Wade v. Mr. C. Cavenaugh's

John I. Purtle, Justice,

dissenting. I am not prepared to say that the appellant is or is not disabled from work as a result of the robbery or as a result of the firing. Nor do I believe that this court (or, for that matter, the Court of Appeals or the Commission) is able to render a just decision regarding appellant’s claim due to the completely erroneous statement of fact found in the Commission’s opinion. The Commission found it “significant that Wade became distraught and began crying during the hearing before the Administrative Law Judge when questioned about the ESD problems but not while describing the robbery.” (Emphasis added.) The record reflects otherwise.

I agree with the disposition made by the Court of Appeals. See Wade v. Mr. C. Cavenaugh’s and Cigna Insurance Co., 25 Ark. App. 237, 756 S.W.2d 923 (1988). The Court of Appeals correctly recognized that the statement of the facts by the Administrative Law Judge was incomplete, and that the summary of the record as considered by the Commission was inaccurate and downright misleading. Although there is no reason to suspect that it was intended to be incomplete and inaccurate, it nevertheless came out that way.

The crux of the matter is that the Administrative Law Judge did not listen to all of the evidence, and he did observe the appellant cry when her termination was mentioned. However, the full record discloses that she also cried on several other occasions, including those times when the robbery was mentioned.

This court’s standard of review on appeal is whether the decision of the Commission is supported by substantial evidence. Henson v. Club Products, 22 Ark. App. 136, 736 S.W.2d 290 (1987); and Boyd v. General Industries, 22 Ark. App. 103, 733 S.W.2d 750 (1987). This court does not reverse a decision of the Commission unless we are convinced that fair minded persons with the same facts before them could not have arrived at the conclusion reached. Henson, supra; and Boyd, supra. There was substantial evidence to support the Commission’s finding, but the Commission’s decision appears to have been substantially based on a completely erroneous interpretation of the record — i.e., that the appellant did not become visibly upset when the robbery was being discussed. The Commission was consequently handicapped and has not yet had an opportunity to rule on the case with all of the relevant evidence before it.

The evidence does not compel a decision one way or the other as to whether the appellant’s emotional problems stemmed from the robbery or from the firing or from both. However, it is clear that the Commission did not have a full picture before it in making its decision. In fairness to the appellant and the Commission, the case should be remanded as directed by the Court of Appeals. The Commission is entitled to rely on the findings of the Administrative Law Judge, but when the decision of the Commission is founded upon a completely erroneous interpretation of the record, the decision should not be allowed to stand.

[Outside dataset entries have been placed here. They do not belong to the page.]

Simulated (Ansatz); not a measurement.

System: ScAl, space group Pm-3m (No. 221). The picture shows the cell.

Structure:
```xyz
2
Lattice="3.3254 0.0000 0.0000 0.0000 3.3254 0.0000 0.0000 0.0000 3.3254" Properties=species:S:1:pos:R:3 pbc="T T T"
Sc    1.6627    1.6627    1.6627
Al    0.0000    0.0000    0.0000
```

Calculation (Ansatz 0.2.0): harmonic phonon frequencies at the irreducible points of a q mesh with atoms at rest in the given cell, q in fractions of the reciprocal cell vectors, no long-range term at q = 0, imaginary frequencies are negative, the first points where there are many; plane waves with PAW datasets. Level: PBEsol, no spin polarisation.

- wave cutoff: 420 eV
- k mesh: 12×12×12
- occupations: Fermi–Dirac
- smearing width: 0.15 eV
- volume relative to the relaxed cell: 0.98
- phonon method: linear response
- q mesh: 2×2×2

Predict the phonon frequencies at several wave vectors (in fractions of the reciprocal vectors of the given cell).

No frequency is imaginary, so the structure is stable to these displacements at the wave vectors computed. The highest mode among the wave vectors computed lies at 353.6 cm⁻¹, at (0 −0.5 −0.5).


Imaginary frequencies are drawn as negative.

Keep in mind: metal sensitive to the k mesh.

The majority opinion of this court recognized that the statement of the facts in the Commission’s decision was in error. This court then dismisses this significant error by stating that “[t]he short answer is that the first incident [when the robbery was discussed] was not as intense as the later ones.” The majority simply does not address the argument that the decision of the Commission apparently was based on a completely erroneous statement of fact.

Fair minded men with different facts before them can and do arrive at different conclusions. Since the Commission did not have an opportunity to make a determination based upon all of the evidence, I would affirm the action of the Court of Appeals in remanding the case to the Commission for consideration on its merits.